Crime Wave Below: Why NYC Subway Felonies Are Rising

Cities, Public Safety, Cities New York City, Policing, Crime Control

The NYPD has taken fire (literally and figuratively) from all fronts lately. But to see how hard it is to keep New Yorkers safe, look at the latest subway-crime stats.

Transit crime is up: Major felonies in May were 12.2 percent higher than in May 2011. For the year, they’re up 16.9 percent.

This crime is largely thefts—with the perps either "grabbing and going," or using threats to forcibly take something. Grand larceny (stealing) is up 19.1 percent for the year, and robbery’s up 20.3 percent, with 1,029 crimes across both categories.

What robbers and thieves want is tech stuff. Straphangers are casual about brandishing iPads, iPhones and other gadgets—which often sell on the street for more than their sticker price.

And while tech addicts are working or gaming, they’re not paying attention to their other belongings—wallets with credit cards.

New Yorkers might take comfort in that the crime isn’t violent. No one got murdered on city subways this winter or spring, same as last year. But every theft carries the potential for violence. A victim could chase his assailant—and end up stabbed. (Cops confiscated 19 knives in just one recent week.)

Old-time New Yorkers may figure that people who brandish this expensive stuff are practically asking to get robbed. Mayor Bloomberg hinted at this sentiment last month, saying: "If the worst problem we have is iPhone stealing—and Ray [Kelly, the NYPD commissioner], you’d better get on this iPhone right away, this is serious—you know, there’s always going to be some of that." He also mentioned tech-toters’ "cavalier" attitude, and claimed that auto theft is a better gauge of property crime.

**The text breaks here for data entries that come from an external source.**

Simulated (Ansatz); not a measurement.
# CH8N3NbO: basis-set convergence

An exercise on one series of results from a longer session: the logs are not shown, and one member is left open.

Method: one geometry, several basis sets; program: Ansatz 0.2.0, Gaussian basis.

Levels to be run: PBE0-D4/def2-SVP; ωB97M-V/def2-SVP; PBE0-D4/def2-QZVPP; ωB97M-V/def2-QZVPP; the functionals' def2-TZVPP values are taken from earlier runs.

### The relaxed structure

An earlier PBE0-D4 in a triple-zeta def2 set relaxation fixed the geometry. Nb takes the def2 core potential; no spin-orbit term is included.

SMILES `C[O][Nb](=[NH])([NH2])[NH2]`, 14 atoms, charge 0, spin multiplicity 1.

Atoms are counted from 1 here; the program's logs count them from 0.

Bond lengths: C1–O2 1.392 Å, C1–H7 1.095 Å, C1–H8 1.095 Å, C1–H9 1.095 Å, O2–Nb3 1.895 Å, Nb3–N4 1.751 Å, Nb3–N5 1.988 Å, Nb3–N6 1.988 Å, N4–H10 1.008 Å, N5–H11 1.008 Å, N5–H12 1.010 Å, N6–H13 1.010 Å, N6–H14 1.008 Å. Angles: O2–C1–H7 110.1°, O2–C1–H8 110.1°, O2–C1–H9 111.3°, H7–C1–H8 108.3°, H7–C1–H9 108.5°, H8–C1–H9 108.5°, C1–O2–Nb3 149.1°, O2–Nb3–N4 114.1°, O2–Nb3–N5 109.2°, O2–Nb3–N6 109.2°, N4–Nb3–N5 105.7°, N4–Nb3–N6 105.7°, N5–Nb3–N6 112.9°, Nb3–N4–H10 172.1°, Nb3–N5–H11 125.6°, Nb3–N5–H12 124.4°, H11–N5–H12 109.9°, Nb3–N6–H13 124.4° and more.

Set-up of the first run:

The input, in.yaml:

The MTA is trying to alert riders to be more careful, with a new ad campaign admonishing us, "Don’t be a target of opportunity!"

Yet the tech-steal surge hints at a problem. The mayor wants Gotham to be tech city—and he’s pushed quality-of-life as a selling point for entrepreneurs who don’t have to be here because they’re chained to Goldman Sachs and their limo-riding bosses.

Hello, Mr. Mayor: Tech workers carry. . . tech tools. And many of them don’t have—or want—cars, so they ride the subway. A big quality-of-life point is to work or play on your commute.

The MTA nods to this, rolling out a new wi-fi program at six subway stations in Chelsea through the end of summer. "Riders can maintain their digital lifestyle—connecting to the Internet with smartphones, tablets, e-readers and other wireless devices," the agency proudly notes.

So, what—are people supposed to maintain their digital lifestyles while hunched over looking for robbers, "pay[ing] attention to their surroundings" to "safeguard your stuff," as the anti-theft campaign (announced on the same day as the wi-fi deal) urges?

No, people shouldn’t be idiots—but it’s not always clear what that means. "Surroundings" on the subway are a cacophony of chaos.

In short, things change—and sometimes even good changes require more police resources, not less.

On that note, you can’t even chalk this one up to fewer cops. Yes, severe cuts in staffing have left the NYPD down by 4,321 people from a decade ago. But the transit police, who handle subways (not buses) is biggertoday, with 3,178, up from 3,047 a decade ago.

Yet staffing isn’t enough if the police can’t do their jobs underground. Late one night (4 a.m.) last month, transit cops spotted two guys entering the Union Square subway station on just one "swipe." The officers stopped and searched them—and came up with two loaded guns and a bulletproof vest.

This year, fare-evasion summonses are up 10.4 percent, as cops often use such stops to deter bigger crimes.

If judges keep curtailing stops and searches, as a state appeals court did last week in throwing out the arrest of a gun-toting 14-year-old, crime will rise more—both above- and below-ground.

That police are stretched thinner even as their workload has grown isn’t just a subway issue. Re-zoning is allowing neighborhoods from the West Side to grow more dense. People who pay lots in taxes are calling on the cops to do everything from stopping club noise to keeping skateboarders out of pocket parks.

The NYPD has to keep these folk happy (or only mildly unhappy)—while keeping old- fashioned crime down, too.

And no, new New Yorkers don’t really care that we’ve made so much progress since 1990, when there were 2,245 murders. They weren’t born then.